PI = P * (R / 365) * D
- Where PI is the prorated interest ($)
- P is the principal ($)
- R is the annual interest rate (decimal)
- D is the number of days in the partial period
To calculate prorated interest, multiply the principal by the daily interest rate (annual rate divided by 365), then multiply that result by the number of days in the partial period.
What is a Prorated Interest?
Definition:
Prorated interest refers to the portion of interest owed on a loan or investment for a fraction of the total annual period. It is commonly used when an account is opened or closed mid-cycle, or when balancing partial months or days within a billing or investment timeframe.
How to Calculate Prorated Interest?
Example Problem:
The following example outlines the steps and information needed to calculate the Prorated Interest.
First, determine the principal. In this example, the principal is $5,000.
Next, determine the annual interest rate. In this example, the annual interest rate is 5% (0.05 in decimal form).
Then, determine the partial period in days. Suppose the partial period is 15 days.
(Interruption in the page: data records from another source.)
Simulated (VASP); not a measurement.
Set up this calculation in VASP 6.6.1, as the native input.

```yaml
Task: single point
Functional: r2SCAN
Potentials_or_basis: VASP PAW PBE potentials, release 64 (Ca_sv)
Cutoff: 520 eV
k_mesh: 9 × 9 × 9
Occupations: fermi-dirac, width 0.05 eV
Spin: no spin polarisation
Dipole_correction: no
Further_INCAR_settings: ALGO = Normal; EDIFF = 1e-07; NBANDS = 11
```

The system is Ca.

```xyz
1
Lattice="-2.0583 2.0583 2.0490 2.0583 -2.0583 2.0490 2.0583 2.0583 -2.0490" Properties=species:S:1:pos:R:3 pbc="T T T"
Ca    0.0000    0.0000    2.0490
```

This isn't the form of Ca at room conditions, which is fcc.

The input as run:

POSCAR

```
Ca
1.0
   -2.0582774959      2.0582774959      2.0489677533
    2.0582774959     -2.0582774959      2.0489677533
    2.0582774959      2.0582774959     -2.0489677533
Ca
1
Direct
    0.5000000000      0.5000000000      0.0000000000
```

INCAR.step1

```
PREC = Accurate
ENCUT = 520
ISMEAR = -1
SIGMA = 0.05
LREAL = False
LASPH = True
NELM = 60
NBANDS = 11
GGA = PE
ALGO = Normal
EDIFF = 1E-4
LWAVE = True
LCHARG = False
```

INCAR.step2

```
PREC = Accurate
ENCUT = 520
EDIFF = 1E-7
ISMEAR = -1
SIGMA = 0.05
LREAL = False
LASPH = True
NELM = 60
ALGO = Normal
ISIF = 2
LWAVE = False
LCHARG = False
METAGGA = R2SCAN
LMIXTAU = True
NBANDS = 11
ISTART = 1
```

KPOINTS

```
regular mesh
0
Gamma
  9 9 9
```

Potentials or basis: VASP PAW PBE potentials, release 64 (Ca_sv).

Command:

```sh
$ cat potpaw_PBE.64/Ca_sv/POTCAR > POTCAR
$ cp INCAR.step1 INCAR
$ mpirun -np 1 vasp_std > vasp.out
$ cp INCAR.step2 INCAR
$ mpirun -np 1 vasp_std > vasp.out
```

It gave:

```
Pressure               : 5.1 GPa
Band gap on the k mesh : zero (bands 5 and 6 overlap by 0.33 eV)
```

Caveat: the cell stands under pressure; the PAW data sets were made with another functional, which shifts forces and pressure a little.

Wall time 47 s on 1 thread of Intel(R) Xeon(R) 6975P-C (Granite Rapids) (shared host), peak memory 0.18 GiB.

Finally, calculate the prorated interest using the formula above:
PI = P * (R / 365) * D
PI = 5000 * (0.05 / 365) * 15
PI = $10.27 in interest (approximately)
FAQ
Does this formula account for compounding?
This simple prorated interest formula assumes simple interest and does not include compounding. If compounding applies, you may need a different formula or calculator that takes into account the compounding frequency.
Can I use months instead of days in the calculation?
Yes. Instead of (R/365)*D, you could use (R/12)*M to prorate interest by the number of months (M) in the partial period, assuming a 12-month year.
What if the partial period crosses multiple billing cycles?
If the partial period spans multiple billing cycles, you may need to split your calculation or use an average daily balance method. The same basic concept applies, but each portion of the timeframe might have different balance amounts or interest rates.